Universal Loss and Gaussian Learning Bounds
In this talk I consider two fundamental problems in statistical learning theory: how to choose a loss function, and how to address non-linear problems with linear tools.
A loss function quantifies the difference between the true values and the estimated fits, for a given instance of data. Different loss functions correspond to a variety of merits, and the choice of a "correct" loss could sometimes be questionable. Here, I show that for binary classification problems, the Bernoulli log-likelihood loss (log-loss) is universal with respect to practical alternatives. In other words, by minimizing the log-loss we minimize an upper bound to any smooth, convex and unbiased binary loss function. This property justifies the broad use of log-loss in regression, decision trees, and other domains. In addition, it provides important universality guarantees to many applications, including data clustering, sample complexity analysis and divergence inequalities.

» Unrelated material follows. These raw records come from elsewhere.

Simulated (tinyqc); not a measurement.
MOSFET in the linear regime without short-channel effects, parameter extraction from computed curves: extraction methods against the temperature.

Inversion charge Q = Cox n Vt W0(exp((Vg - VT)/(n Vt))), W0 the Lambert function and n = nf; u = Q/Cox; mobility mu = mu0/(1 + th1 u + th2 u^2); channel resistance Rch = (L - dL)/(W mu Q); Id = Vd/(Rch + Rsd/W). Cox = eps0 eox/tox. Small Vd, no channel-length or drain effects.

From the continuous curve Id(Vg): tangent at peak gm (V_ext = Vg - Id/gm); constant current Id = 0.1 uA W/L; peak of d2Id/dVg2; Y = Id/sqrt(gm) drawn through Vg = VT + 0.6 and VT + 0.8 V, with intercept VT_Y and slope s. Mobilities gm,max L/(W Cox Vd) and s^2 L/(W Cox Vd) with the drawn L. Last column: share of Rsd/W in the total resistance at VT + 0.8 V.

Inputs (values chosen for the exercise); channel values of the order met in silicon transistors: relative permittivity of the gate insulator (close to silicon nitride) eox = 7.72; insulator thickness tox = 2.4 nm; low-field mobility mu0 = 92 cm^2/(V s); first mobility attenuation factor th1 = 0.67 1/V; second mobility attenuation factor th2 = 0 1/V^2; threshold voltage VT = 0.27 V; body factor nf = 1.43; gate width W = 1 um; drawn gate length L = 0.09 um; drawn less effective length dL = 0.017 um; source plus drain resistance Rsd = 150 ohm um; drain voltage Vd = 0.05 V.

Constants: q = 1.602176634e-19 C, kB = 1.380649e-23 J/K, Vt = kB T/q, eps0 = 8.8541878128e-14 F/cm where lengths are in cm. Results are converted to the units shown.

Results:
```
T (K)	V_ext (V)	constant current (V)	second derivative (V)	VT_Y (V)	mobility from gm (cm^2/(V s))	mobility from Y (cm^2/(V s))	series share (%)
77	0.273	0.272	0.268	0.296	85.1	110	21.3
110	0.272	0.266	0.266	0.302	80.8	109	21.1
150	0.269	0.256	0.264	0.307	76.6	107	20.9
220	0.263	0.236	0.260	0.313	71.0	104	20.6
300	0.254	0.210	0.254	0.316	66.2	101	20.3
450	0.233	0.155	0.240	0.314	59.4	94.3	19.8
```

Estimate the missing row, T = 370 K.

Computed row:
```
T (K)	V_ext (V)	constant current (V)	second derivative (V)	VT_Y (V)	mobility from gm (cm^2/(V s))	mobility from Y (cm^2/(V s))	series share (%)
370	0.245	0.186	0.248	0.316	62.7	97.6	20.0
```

Second, I address a Gaussian representation problem which utilizes the log-loss. In this problem we look for an embedding of an arbitrary data which maximizes its "Gaussian part". This embedding provides an efficient (and practical) representation as it allows us to consider the favorable properties of a Gaussian distribution, which only depends on second order statistics. I introduce different methods and show that the optimal Gaussian embedding is governed by the non-linear canonical correlations of the data. This result provides a primary limit for our ability to Gaussianize arbitrary data-sets and solve complex problems,such as deep neural networks, with linear means.